Dance

Bill T. Jones Combines Immersive Dance, Story-Telling as Part of Trilogy

Written By Catherine Hollingsworth
March 6, 2018 at 7:58 PM

 

Due to winter storms in the Northeast impacting travel, with great regrets the Bill T. Jones/Arnie Zane Company announced the cancellation of the Saturday, Jan. 6 performance.

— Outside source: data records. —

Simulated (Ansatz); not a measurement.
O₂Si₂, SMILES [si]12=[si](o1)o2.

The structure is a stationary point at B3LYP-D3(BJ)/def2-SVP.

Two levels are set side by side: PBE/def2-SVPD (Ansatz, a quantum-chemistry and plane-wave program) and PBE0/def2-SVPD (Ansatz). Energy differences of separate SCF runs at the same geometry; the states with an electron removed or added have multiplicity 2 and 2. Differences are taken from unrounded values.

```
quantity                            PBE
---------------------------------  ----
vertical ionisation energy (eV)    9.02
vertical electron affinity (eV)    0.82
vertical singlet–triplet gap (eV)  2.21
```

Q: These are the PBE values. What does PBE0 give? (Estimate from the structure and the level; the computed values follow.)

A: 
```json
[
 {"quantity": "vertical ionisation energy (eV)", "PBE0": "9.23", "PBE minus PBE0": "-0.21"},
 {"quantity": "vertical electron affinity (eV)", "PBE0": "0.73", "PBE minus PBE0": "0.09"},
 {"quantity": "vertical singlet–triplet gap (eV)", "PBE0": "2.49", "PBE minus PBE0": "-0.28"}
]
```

At age 65, choreographer Bill T. Jones speaks about dance with both intellectual curiosity and the confidence of experience. Since his beginning in New York’s experimental 1970s dance scene, he has earned a place in the high tiers of dance history. Now, as a mature artist with a full resumé, he is in position to look back not only at his own career but also the shape a life might take, any life, and how to tell it.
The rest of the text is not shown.